05.23.08

NOAA Issues Its 2008 Hurricane Season Forecast

Posted in General, GWC News, Storm Preparation, Storm Safety at 11:37 am by gmachos

TAMPA, FL–On Thursday, the federal government agency in charge of monitoring our weather, NOAA, announced its annual hurricane season forecast for the upcoming 2008 year. According to the forecasters at NOAA, and its National Hurricane Center, you can anticipate anywhere between 12 to 16 named storms, 6 to 9 hurricanes, and as many as five major hurricanes. Named storms are those that have winds of at least minimal tropical storm force, or 39 miles per hour. Hurricanes are those that have winds of at least minimal hurricane force, or 74 miles per hour while major hurricanes are those that have winds exceeding 110 mph, or are at least Category Three Strength on the Saffir-Simpson Scale.

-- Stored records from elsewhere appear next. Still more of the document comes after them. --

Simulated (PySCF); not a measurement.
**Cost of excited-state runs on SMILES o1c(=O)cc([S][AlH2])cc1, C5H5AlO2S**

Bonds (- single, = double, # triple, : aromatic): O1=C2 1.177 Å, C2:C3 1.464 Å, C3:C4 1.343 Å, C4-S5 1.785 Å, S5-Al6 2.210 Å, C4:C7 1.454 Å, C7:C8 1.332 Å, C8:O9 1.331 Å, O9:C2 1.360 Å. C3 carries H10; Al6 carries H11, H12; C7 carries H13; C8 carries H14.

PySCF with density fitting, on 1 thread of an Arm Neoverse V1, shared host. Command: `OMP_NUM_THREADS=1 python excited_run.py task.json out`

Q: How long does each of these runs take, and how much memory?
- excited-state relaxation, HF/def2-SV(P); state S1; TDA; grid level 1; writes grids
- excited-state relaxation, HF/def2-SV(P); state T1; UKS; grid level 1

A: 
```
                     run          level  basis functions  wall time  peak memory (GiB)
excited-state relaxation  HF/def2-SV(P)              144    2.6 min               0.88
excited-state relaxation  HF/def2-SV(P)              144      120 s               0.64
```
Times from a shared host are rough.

However, keep in mind that both NOAA, and Dr. William Gray of Colorado State, have not had a lot of success with making accurate seasonal forecasts over the past several years. For example, back in the historic 2005 Atlantic Hurricane Season, NOAA indicated that there would be between 12 to 15 named storms that season. Meanwhile, Dr. William Gray projected that there was going to be 17 named storms. The finally tally for that year would be about twice as much with 28 storms, the most ever on record. The following year, 2006, NOAA and Dr. Gray projected an above average season as well, and the final actual numbers were actually below the 50 year average, which was only the second time that had happened during this recent active cycle that began in the 1995 season. The other time was during the 1997 Atlantic Hurricane Season. Last year, both NOAA and Dr. Gray again indicated that there would be above average numbers for the season, and while the season was above average in the sense of the number of named storms (15), it was below the projected amount while the number of hurricanes and major hurricanes met only the 50 year averages.

Moral of the story: Prepare for anything. Don’t let the forecasts of an above average, average, or below average season determine how to get ready for these storms. You must realize that all it takes is one storm. Hurricane Andrew in 1992 proved that as the most costliest disaster in United States history until Katrina came along in 2005, and the Category Five storm that ravaged South Florida occurred in a below average season with just 7 named storms.